I have never had a problem with the reliability of the Bible. I know it contains God's message of Good News to man. As I mentioned Sunday, if you believe there is a God, it's reasonable to expect him to communicate both his will for us - as the only part of his creation made in his image, and his directions for how to have a relationship with him. When we understand that he created us to be in a relationship with him, the meaning and purpose of the Bible is clear, and it changes the way we interpret every word of it. His Spirit inspired or guided the writers, and protected it from destruction or alteration through the centuries.
I have never really had any problems with the canonicity of the Bible - that is, are the right books in there or did something get left out that should have been in there. One of my standard "religious jokes" through the years has been, "We don't agree with the Catholics on hardly anything, yet we believe they did a perfect job of deciding which books belong in the Bible." I called it "selective trust" or maybe "grudging admiration" since we traditionally believe we have "all the pieces of the puzzle." The truth is, nearly the entire list of books that made the final cut had been considered "canonical" decades, even a couple centuries, before the formalization of it around 400 AD, and it involved a lot more scholars and theologians than a council of Catholic leaders.
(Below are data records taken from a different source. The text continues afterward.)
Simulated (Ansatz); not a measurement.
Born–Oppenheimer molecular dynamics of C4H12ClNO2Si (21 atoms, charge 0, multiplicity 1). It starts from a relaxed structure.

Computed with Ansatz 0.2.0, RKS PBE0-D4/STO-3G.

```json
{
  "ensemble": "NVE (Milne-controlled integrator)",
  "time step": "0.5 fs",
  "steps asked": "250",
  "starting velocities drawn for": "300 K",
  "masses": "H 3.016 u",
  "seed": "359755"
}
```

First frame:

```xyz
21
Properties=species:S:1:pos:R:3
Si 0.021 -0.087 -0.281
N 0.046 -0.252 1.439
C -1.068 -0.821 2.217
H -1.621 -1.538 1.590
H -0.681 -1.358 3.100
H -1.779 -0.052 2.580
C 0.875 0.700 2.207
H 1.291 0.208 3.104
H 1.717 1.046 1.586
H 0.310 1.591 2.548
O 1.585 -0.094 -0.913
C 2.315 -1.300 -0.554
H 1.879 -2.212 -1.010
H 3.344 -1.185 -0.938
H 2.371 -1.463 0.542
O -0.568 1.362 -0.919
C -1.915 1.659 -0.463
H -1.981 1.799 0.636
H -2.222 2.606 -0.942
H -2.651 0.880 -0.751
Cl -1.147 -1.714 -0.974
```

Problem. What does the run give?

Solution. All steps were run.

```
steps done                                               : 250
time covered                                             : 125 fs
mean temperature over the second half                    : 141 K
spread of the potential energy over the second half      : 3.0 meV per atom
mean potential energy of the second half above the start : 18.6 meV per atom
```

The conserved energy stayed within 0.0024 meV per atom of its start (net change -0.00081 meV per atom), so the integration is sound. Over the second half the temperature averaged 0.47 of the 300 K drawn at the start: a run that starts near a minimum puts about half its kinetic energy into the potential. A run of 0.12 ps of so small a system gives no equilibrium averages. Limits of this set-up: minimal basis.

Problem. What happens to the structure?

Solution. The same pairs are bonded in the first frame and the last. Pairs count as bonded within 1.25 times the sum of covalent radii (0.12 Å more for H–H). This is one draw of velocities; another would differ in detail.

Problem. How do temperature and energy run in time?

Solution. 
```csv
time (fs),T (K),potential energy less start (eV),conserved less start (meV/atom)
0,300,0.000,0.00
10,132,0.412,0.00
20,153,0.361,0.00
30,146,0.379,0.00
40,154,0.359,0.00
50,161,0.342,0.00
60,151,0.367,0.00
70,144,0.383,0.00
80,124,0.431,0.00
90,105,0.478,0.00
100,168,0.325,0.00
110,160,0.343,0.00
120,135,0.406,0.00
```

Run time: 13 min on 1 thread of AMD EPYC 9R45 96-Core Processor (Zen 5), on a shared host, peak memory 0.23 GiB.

What I have had problems with for several decades, is the assumption that God intended for his church to have access to all the pieces of the puzzle before we can know the truth. Because - as our traditional interpretive methodology has declared - you need all the parts to put together all the doctrinal patterns that complete the picture of what it means to truly be Christians like they were in the New Testament (aka - Restoration Theology). If that was the plan, it was poorly executed - especially when you consider how few people over the last two thousand years have had access to all the pieces (i.e. all twenty-seven NT books). How long has it been available to anyone who wanted to see it? Maybe the last two to three centuries? And how many of those first or second century brethren had access to all the parts.
I believe THE Gospel - the good news of Jesus - saves. Jesus is the truth. The truth is not having all the pieces of the doctrinal puzzle figured out. Consider this, if you only had a copy of one of the Gospels, would you have enough to become a child of God and be pleasing to God? I think you would. Everything else is great, but it's the tool box to help, not the law book to make us righteous.